When plate tectonics and other more prosaic theories better explained the distribution of strata, fossils, and lemurs, it was widely accepted that Lemuria and other such continents and land bridges never really existed, e.g. Wicander and Monroe (1989).

Lemuria might have vanished into the realm of discarded evolutionary theories, had it not been for the Theosophists and, especially, Helena Petrovska Blavatsky (1831-1891). She had a varied background (from sweatshop worker to circus bareback rider, from mistress of a Slovenian singer to professional pianist) and in the 1870s was living in New York, where she discovered that she could find easy work as a medium. In 1875 she and her partner, Henry Steel Olcott (1832-1907), a New York lawyer who had left his family for her, founded the Theosophical Society and moved to India.

In 1882, Madame Blavatsky sent letters written by her alleged Master, Koot Hoomi Lal Sing (alleged to have ‘ascended’ in 1889), to an Anglo-Indian newspaper editor, although handwriting analysis later showed she had written them herself. The letters contained an eclectic mix of Western occultism and Indian mysticism, revealing a seven-based cosmology in which there are seven planes of existence, seven Root Races of humanity, seven bodies possessed by each human being and seven cycles of evolution. This later formed the basis of a massive work, The Secret Doctrine (1888), written in Europe after she had been forced to leave India when accomplices threatened to expose her magic feats as fraudulent.

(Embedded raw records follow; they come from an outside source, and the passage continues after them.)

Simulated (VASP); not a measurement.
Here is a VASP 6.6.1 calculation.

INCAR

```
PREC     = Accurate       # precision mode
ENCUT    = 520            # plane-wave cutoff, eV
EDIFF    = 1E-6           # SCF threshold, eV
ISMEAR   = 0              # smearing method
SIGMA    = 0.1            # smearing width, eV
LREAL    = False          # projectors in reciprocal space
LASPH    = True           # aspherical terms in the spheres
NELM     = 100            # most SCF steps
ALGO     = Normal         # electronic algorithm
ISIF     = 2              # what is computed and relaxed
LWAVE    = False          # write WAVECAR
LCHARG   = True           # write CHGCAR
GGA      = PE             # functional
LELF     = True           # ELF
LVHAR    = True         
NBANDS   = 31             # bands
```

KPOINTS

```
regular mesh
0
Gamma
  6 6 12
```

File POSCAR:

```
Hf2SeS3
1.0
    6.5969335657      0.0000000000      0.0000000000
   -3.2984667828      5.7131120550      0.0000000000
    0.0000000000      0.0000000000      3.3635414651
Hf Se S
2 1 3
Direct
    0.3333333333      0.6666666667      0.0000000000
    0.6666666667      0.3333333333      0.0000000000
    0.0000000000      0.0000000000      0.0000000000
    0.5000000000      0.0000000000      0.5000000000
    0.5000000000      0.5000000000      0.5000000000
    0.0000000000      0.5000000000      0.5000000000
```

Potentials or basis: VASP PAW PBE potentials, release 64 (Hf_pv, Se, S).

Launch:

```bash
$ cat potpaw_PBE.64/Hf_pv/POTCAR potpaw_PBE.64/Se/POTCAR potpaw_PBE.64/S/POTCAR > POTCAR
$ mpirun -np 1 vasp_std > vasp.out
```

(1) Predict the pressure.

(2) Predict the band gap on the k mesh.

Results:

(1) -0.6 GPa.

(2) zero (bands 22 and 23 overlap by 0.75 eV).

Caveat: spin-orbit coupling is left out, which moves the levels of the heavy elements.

Mme Blavatsky claimed that The Secret Doctrine was based on a lost Atlantean religious work, which she called The Stanzas of Dzyan, supposed to be the first book ever written. According to the Stanzas as revealed by Mme Blavatsky, the first humans had existed only on an astral plane, living in the ‘Imperishable Land’ at the North Pole. The Second Root Race also lived in the arctic, on the lost continent of Hyperborea. Like most other ‘lost continents’, Hyperborea broke up and sank beneath the icy waters of the Arctic Ocean. The third Root Race comprised the Lemurians. They were bandy-legged, egg-laying hermaphrodite apes (some with four arms, some with eyes in the back of their head), 3.7 m (twelve feet) tall. They were contemporary with dinosaurs, which they kept as domestic animals. When the Lemurians discovered sex, their fate was sealed and the continent followed Hyperborea in sinking beneath the waves. The offspring of the Lemurians’ sexual adventures was the fourth Root Race: fully human Atlanteans, guided into human form by adepts from Venus. After the drowning of Atlantis, the fifth Root Race evolved (in other words, ourselves); the sixth Root Race is about to evolve in North America, while the seventh will one day develop in South America.

The ordinary members of the Theosophical Society (who included perfectly rational and intelligent people) never seemed to see through Mme Blavatsky’s bizarre charade. She had made little effort to cover her tracks and her true history is easily read by those who wish to do so, but the Theosophical Society’s official biography resolutely ignores the facts to glorify its founder. It continues to regard Blavatsky as a saint and Lemuria and the rest as continents that once existed. The growing scientific understanding of geology has resulted in a chasm between the beliefs of Theosophy and scientific knowledge. The Society still exists, but no longer has a large or influential membership. Nevertheless, it is an important source for much of the New Age belief system.

The English Theosophist W. Scott-Elliot, who said he received his knowledge from the Theosophical Masters by "astral clairvoyance", writes in The Story of Atlantis & The Lost Lemuria (1896), that the sexual exploits of the Lemurians so revolted the spiritual beings, the Lhas, that they refused to follow the cosmic plan of becoming the first to incarnate into the bodies of the Lemurians. Scott-Elliot located his Lemuria not only in the Indian Ocean: He described it as stretching from the east coast of Africa across the Indian AND the Pacific Oceans.

A historically and biblically known event the Great Flood finally destroyed the great continent of Lemuria. There are different stories that explain the origin of the great flood and the reasons. What was left behind after the great flood was a whole new world. The old histories of humanity had been virtually flooded away and all that was left were the oral stories and legends.